Effective dialogue requires give-and-take. This raises it from a question-and-answer to a creative interaction.
Recall the most valued conversations you’ve had. What elements made them positive? There are likely several. First, each person valued the view of the other. The give-and-take was one in which both parties could give undivided attention. And the outcome was that learning happened.
“Mindset” is the term for the tone-setting at the beginning of a discussion that ensures a meeting of the minds on three questions. If both mentor and protégé are of one mind on these questions, the discussion will have a positive outcome.
Why are we here? Both parties need to be clear on the purpose of the conversation.
What will it mean to you?The potential for both participants to benefit from the dialogue is important.
How shall we talk? Mindset also includes telegraphing the tone and style. Even if tone is implied, a brief reminder is useful.
The expression “priming the pump” has real meaning for people who grew up in a rural area in the 1950s. Located in most rural backyards, water pumps required priming to function.

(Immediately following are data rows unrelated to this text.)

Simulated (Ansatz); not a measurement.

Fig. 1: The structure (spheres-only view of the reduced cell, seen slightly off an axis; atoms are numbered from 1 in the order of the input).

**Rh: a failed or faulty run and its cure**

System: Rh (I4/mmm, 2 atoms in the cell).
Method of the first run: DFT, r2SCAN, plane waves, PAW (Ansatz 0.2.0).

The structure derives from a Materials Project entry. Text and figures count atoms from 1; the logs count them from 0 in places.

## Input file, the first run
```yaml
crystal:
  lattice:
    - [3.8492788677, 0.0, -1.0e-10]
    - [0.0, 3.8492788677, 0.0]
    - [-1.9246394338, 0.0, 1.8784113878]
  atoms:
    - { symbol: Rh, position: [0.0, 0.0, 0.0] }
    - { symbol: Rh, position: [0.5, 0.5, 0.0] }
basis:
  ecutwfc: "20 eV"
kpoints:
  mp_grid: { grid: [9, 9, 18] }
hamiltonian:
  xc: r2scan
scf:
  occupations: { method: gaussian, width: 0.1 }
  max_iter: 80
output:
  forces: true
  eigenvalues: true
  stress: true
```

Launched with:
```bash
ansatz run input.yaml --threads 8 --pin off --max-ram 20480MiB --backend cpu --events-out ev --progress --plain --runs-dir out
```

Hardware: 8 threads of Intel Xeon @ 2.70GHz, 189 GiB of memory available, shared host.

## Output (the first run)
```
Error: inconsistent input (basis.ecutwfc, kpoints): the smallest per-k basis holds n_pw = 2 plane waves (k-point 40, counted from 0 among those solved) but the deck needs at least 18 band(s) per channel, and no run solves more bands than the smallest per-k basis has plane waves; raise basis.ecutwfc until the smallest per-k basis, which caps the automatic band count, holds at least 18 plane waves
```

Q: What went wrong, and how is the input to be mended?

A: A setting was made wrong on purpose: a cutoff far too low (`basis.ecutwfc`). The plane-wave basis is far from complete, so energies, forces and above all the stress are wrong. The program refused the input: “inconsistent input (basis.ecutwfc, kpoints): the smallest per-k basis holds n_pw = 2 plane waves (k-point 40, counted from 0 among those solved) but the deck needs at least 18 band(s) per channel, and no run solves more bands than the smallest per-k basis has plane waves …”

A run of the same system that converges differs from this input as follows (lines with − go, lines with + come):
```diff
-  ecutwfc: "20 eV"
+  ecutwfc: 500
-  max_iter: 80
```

The human version of priming the pump is assisting insight-making by helping the discussion accomplish its function. There are five skills for catalyzing the give-and-take of dialogue: asking initiating or clarifying questions, paraphrasing, summarizing, extending and using nonverbal cues.
I’ve previously explored in this column the art of stimulating learning through questions. The questions that work best are those that are direct but not leading, especially open-ended questions — those beginning with what, when, where or how.
Some examples: “What was the most challenging part of the task?” “How did your team approach the problem?”
The purpose of paraphrasing is to demonstrate that you’re listening to what is being said. Protégés appreciate knowing that they’ve been heard accurately; this serves to prime the discussion pump.
There are four types of paraphrasing:
Restatement: In your own words, rather than the protégé’s, state a condensed version of what the protégé said. Don’t parrot or repeat the protégé’s exact words; this communicates that you heard the protégé’s statement but didn’t understand it.
General to specific: If the protégé’s statement is a generalization, paraphrase it by expanding on one part of the statement or by giving an example. By stating the specific, you show that you understand the general.
Specific to general: If the protégé’s statement is specific, paraphrase by stating a generalization or principle. By formulating a broader response, you indicate not only that you understand the statement but also that the protégé’s statement can be generalized.
Restatement in opposite terms: Convey that you understand the meaning of the protégé’s statement by restating it in opposite terms. If the protégé says a manager should do something, you can restate by saying that the manager should not do the opposite.
Summarizing is similar to paraphrasing. The difference is that the goal of paraphrasing is to mirror the meaning to check for understanding, whereas the goal of summarizing is to synthesize. Be careful about how you use certain phrases when summarizing. Too many uses of a catchphrase can begin to sound mechanical and condescending.
Your nonverbal behavior can also prime the discussion to communicate understanding. Conversely, certain nonverbal behaviors can have a detrimental effect.
An appropriate gesture is to nod or say “uh-huh” to indicate understanding and encourage further dialogue. But don’t overdo either of these cues or the protégé may feel that you are trying to manipulate the discussion rather than listening and encouraging.
Above all, be yourself while setting the tone. Ask questions and sum up discussions with your protégé rather than doing anything artificial to keep the give-and-take going.
Discussions are ultimately opportunities to enhance learning — not for the mentor to teach. Stay out of the way to let the protégé think. Sometimes a simple “Good!” or “Thank you” is best.